Please see my CV below.
3. I Have Been Referred to You By
In some circumstances, you can mention that you have been referred by another member of the recipient’s organization. For example, you may be issuing a query or complaint and have been redirected by one team member to another.
The phrase I have been referred to you by works just as well as referred me to you in this situation. After all, mentioning the name of the receiver’s colleague will show the legitimacy of your query and hopefully prompt a quick response.
See the email sample below:
I have been referred to you by your colleague, Naomi Linn, and I am hopeful that you can resolve an issue I have been facing with your software.
4. [Name] Suggested I Reach Out to You
If you have been referred to someone by a friend, particularly a mutual friend between you and the recipient of your email, you can use the slightly more casual phrase, [Name] suggested I reach out to you.

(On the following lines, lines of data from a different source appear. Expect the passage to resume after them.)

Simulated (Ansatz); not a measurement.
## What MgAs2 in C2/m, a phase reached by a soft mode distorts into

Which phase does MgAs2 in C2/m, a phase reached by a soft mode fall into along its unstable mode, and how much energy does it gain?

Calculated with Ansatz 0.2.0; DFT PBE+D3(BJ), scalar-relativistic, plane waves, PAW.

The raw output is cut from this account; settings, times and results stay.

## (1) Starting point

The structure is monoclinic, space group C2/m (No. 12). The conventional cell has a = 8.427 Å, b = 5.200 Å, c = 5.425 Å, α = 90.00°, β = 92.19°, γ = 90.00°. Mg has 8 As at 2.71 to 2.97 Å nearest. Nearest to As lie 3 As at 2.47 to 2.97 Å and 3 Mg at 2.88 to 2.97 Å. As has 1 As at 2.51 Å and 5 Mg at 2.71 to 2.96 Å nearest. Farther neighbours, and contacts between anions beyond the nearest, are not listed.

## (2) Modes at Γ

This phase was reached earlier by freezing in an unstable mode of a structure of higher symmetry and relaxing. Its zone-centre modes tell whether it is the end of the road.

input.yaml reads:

Whether you are reaching out for a personal reason or because you want to pursue a business relationship with the other person, mentioning the name of your mutual friend will ingratiate you to the receiver and make them more willing to respond.
Let’s see this phrase in a sample email:
I am currently applying to the arts program at Great Mount University, and Henrietta suggested I reach out to you for advice on my personal essay since you got in last year.
Do you have any time to talk?
5. You Were Highly Recommended By
In the world of business, flattery will get you everywhere.
So, if you are seeking the skills or expertise of a talented person, you can let them know that their reputation precedes them with the phrase you were highly recommended by.
Like referred me to you, this phrase lets the receiver know how you came to know about their business or abilities.
To see what we mean, have a look at the example below:
I am presently looking for an editor, and you were highly recommended by a colleague of mine.
Could you provide your rates?
6. [Name] Spoke Very Favorably of Your Organization
You can include the phrase [Name] spoke very favorably of your organization in a cover letter when you are pursuing a role at a particular business or company.
This allows you to exhibit your interpersonal skills by showing how you are forming relationships in your industry of choice. These are the kinds of things recruiters look out for!
Therefore, have a look at how we’ve used this phrase in an email example:
Dear Mr. Gershwan,
I am a recent graduate from Horton College, and I am currently looking for a training contract.
Professor Zitzke spoke very favorably of your organization and has offered to provide a reference, which I have attached below.
7. [Name] Said I Should Get In Contact With You
When you are reaching out to someone for a personal reason on the recommendation of a friend, you can use more informal phrasing in your email.
The phrase [Name] said I should get in contact with you is very clear and to the point without coming across as too formal or stuffy.
Moreover, it’s a good way to mention a mutual friend that you and the receiver share, which should hopefully make them more amenable to speaking with you.
Let’s see an email sample that includes this phrase:
I am looking for a new roommate, and Lorraine said I should get in contact with you since you are moving to the city next month.
If you’d be keen to chat, I’ve left my number below.
8. I Was Advised by [Name] to Contact You
A different way to say referred me to you is I was advised by [Name] to contact you. This phrase has a suitably formal tone to use in a professional email.
You could use this phrase in an email to a colleague you don’t know very well, perhaps because they work in a different department.
If you are a junior member of your team, mentioning the name of a superior in your email may prompt a quicker response from the receiver.
I was advised by Mr. Porter to contact you about a technical issue I am facing with the company portal.
Do you have time to assist me this afternoon?
9. [Name] Mentioned You by Name
Another example of how to say you were referred to someone in an email is [Name] mentioned you by name.
If you are seeking the receiver’s expertise, it never hurts to mention that you know one of their fellows or colleagues. After all, mentioning a colleague of theirs might may them more willing to help you.
See the email example below:
Dear Ms. Rupert,
I have been looking for a good carpenter and Blake Springer mentioned you by name.
Would you be willing to take on a rather large project this month?